Re-Locate Project / Experimental Workshop & Exhibition 

Re-Locate Project proposes an experimental workshop practice that is based on mobility and translocation. The suggested mobility tries to encompass the physical transitivity of the cities and borders, as well as the flexibility of historical, identitarian, and ideological borders. 

The theoretical framework of the Re-Locate project is based on the population exchange between Anatolia and the Balkans and it focuses on the flexibility of the borders, cultural similarities, controversies, the lack of communication between cultures, as well as various methods of developing new communication models. The shared history within the regions; Plovdiv - Bulgaria, Athens - Greece, Skopje - Macedonia and Prishtina - Kosovo, provides a basis to establish a mutual platform to research both about common history and develop a cultural understanding on various levels.

Re-Locate project consists of a series of workshops that are realized in this framework. The first part of the series is realized in Plovidiv, Athens, Skopje, Prizren, and Pristine with the participation of Gökçe Süvari, Ha za vu zu (Özgür Erkök, Güneş Terkol), Ilgın Seymen, Mehmet Dere, Suat Öğüt, and Zeyno Pekünlü. The group worked in collaboration with the local artists in the places that they visited. They worked on both their individual works and collective works and shared their experiences with each other. The second workshop is realized in Istanbul with the participation of the artists who were invited to Istanbul from the places that are visited: Alban Muja, Gjorgje Jovanovik, Mary Zygoury, and Raycho Stanev.

Re-Locate Project map

Action & Interaction

minor moves
minor moves

Throughout the whole journey I collected images from various sources that are open to public and build up a mind-map of the cities' cultural landscapes. As a reciprocal act, I added small marks -cut out images- on already layered surface of the streets. Meanwhile, I removed posters of cultural and social events from the streets of one country and hung them on the walls of another country. This seemingly trivial gesture turned out to be a problematic act when caught by the attention of citizens.  

On the streets of Skopje, for example, even the World Wildlife Fund's poster with a panda illustration, offends local Macedonians because it was in Greek. This reaction that I created through my act, turns out to be a valuable chance for an ambivalent conversation between two or more random people, stranger to each other, measuring their values. 

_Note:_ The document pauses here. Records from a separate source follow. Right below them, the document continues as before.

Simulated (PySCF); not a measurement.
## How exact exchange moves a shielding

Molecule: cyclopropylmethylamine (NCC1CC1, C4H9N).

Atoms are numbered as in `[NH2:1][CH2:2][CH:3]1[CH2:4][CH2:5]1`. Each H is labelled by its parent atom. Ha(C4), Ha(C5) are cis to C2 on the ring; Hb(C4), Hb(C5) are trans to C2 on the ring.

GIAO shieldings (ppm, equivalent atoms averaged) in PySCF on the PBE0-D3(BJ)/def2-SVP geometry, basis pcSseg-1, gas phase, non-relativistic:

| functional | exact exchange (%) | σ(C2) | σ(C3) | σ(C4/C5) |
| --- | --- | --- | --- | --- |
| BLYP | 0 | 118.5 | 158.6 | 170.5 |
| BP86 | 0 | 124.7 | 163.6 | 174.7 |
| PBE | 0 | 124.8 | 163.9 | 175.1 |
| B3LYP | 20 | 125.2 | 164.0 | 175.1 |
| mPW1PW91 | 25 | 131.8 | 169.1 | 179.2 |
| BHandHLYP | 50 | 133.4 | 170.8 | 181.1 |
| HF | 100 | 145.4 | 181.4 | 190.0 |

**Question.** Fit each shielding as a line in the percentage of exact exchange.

When misplaced, a simple cultural image works as a trigger for posing other cultural aspects in the definition of the identity of the local and the visitor who could be either a foreigner or a stranger. Comparisons of all sorts, function for mutual understanding of the shared and the unfamiliar.  Lying below all confrontation, I guess, there is some curiosity for how foreign we are.  How foreign can we be? In a good-hearted manner, such interactions in everyday practice are exemplars of willingness or unwillingness for communication with others who might carry hurtful stimuli coming from historical, social or cultural reasons.  

collecting posters from one country and hanging them on the walls of another

Most of the posters were taken down by locals in just over a night and some were covered with other political campaign posters.


Mnemonics

As the residue of a genuine and intense encounters, Mnemonics is the final outcome of Re-Locate Project that took place in the Balkans region through out a 20-day-journey. The installation with cut out images from photographs taken during the project, spreads out in the whole exhibition space while getting denser in a luminous corner.

Mnemonics, installation view from the Re-Locate exhibition at Cite Roumeli, Istanbul, 2011 


Mnemonics - Postcards

In 2012, 70 unique postcards produced from exhibition images of Mnemonics, were sent to ITS-Z1 in Belgrade, as free take aways at the exhibition "In Growing up Amid the Historical Mysteries of Proximity: Pros & Cons of Being Neighbors". Residues of Plovdiv, Athens, Scopje, Prizren and Prishtina were then started to spread out to who-knows-where from Belgrade.